Monday, 17 November 2014

Isabelline Shrike of the Turkestan race

On Sunday 9th Nov Royston Wilkins and Brian Mellow found a shrike perched up on the brambles as they were leaving Pendeen.  Initial reaction was naturally a Red-backed Shrike but doubts pretty quickly set in.  Word soon spread and a whole raft of suggestions ensued, including hybrids, Over the next week, many photo's have been taken and circulated widely.  The general consensus among shrike experts is that this bird is indeed a first year bird of the Turkestan race of Isabelline Shrike.

Nationally this is a rare subspecies but in Cornwall, there are two previous records assigned to this form.  In 1989, a popular first winter bird was present at Zennor from Oct 27th - 31st.  In 2002, a first year male was found at Porthgwarra on June 26th.

The nominate race of Isabelline Shrike is also referred to as Daurian Shrike and there are two records for Cornwall: a first year bird opposite the airfield at Nanquidno Oct 25th.  A stunning adult male was well watched at Pendeen in early October 2013.

Turkestan Shrike, Pendeen, 16th November 2014.

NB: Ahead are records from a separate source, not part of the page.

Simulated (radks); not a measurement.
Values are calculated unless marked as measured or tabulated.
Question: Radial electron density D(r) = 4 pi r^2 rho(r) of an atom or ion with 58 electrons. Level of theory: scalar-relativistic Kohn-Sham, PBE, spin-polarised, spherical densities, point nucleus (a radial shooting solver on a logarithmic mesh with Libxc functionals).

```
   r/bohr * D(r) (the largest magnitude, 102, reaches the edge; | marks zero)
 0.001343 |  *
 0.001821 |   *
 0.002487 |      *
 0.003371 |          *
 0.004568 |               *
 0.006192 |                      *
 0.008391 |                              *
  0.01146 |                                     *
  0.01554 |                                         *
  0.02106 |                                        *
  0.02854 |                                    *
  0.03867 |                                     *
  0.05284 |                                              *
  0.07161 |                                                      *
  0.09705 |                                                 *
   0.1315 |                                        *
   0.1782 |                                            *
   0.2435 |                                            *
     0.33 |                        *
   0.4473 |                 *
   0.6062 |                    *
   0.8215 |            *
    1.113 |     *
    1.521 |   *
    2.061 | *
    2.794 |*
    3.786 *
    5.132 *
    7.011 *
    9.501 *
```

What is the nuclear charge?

American Golden Plover at Davidstow, Cornwall

A few more images of the confiding American Golden Plover at Davidstow back in October.  This was the second record of the species this Autumn and just one of five American waders reported during the Autumn in Cornwall.  This poor showing of American vagrants must be the worst Autumn for a generation?







Friday, 24 October 2014

Yellow-billed Cuckoo at Porthgwarra, Cornwall



A Yellow-billed Cuckoo was found by visiting birder Andrew Tongue on Tuesday 23rd October in the elders near the toilet block at Porthgwarra.  By early afternoon it had moved up the valley to the doctor's garden area. By late afternoon it was re located near the dried-up pond near the wall.  It was certainly active and unlike any previous American cuckoos, was unwilling to perish too soon.
About 75 birders managed to connect and most had pretty good views, albeit fleeting.
I was extremely lucky to get a burst of shots off when it appeared in the elders in the 60 foot valley.

This is the 9th record for mainland Cornwall.  The previous records are detailed below:

YELLOW-BILLED CUCKOO

Older records:

1830      'one obtained somewhere in Cornwall'
1887      Cury, Helston dead 14 Oct.

*************************************
1938  Mawnan Smith found shot 7 Oct (report says "unfortunately shot, though it had little hope of making the return flight"). Published in BB.                                              
1971   St Mawes 4 - 7 Nov        
1980  Penzance 9 Oct – taken into care and died.                      
1985  Pendeen picked up dead 13 Oct.                                  
1999  Cot 10 Oct                        
2000 St Levan 12 – 13 Oct

Tuesday, 21 October 2014

American Golden Plover at Davidstow, Cornwall

Brian Craven and Mark Worden found an American Golden Plover at Davidstow in the week.  Being just the third North American wader in Cornwall this Autumn, and with precious little else to see, I decided to take a look on Sunday morning.  It was showing well and typically very confiding.  It was not concerned with the stream of admirers viewing from their cars.

As always with Davidstow, the light was stunning and variable and always a challenge for the best exposure.  The images below were taken about twenty yards away from the bird.


Sunday, 12 October 2014

Subalpine Warbler showing characteristics of Moltoni's Warbler?

Two distant images of the male subalpine warbler seen at Porthgwarra.  One surprising aspect of this bird is how pale and washed out it looks.  There's barely any dark red in the throat at all, just a uniform, pale pinkish wash covering the complete underparts.  Some observers though believe this is just a feature of an adult male Western Subalpine that has completed its moult and is in winter plumage. I would like to have got some images of the upper tail pattern but other photographers have now managed to.  One of the key ID features is the tail pattern.  A Moltoni's T5 tail feather (ie second one in from the outside) would show no white intrusion onto the inner web.  Photo's of this bird's T5 tail feather are spot on.  The one clincher for Moltoni's though is the call, which should be similar to a Wren-like rattle.  Tony McGowan clearly heard it call at close range and all he could hear was a single "tek"....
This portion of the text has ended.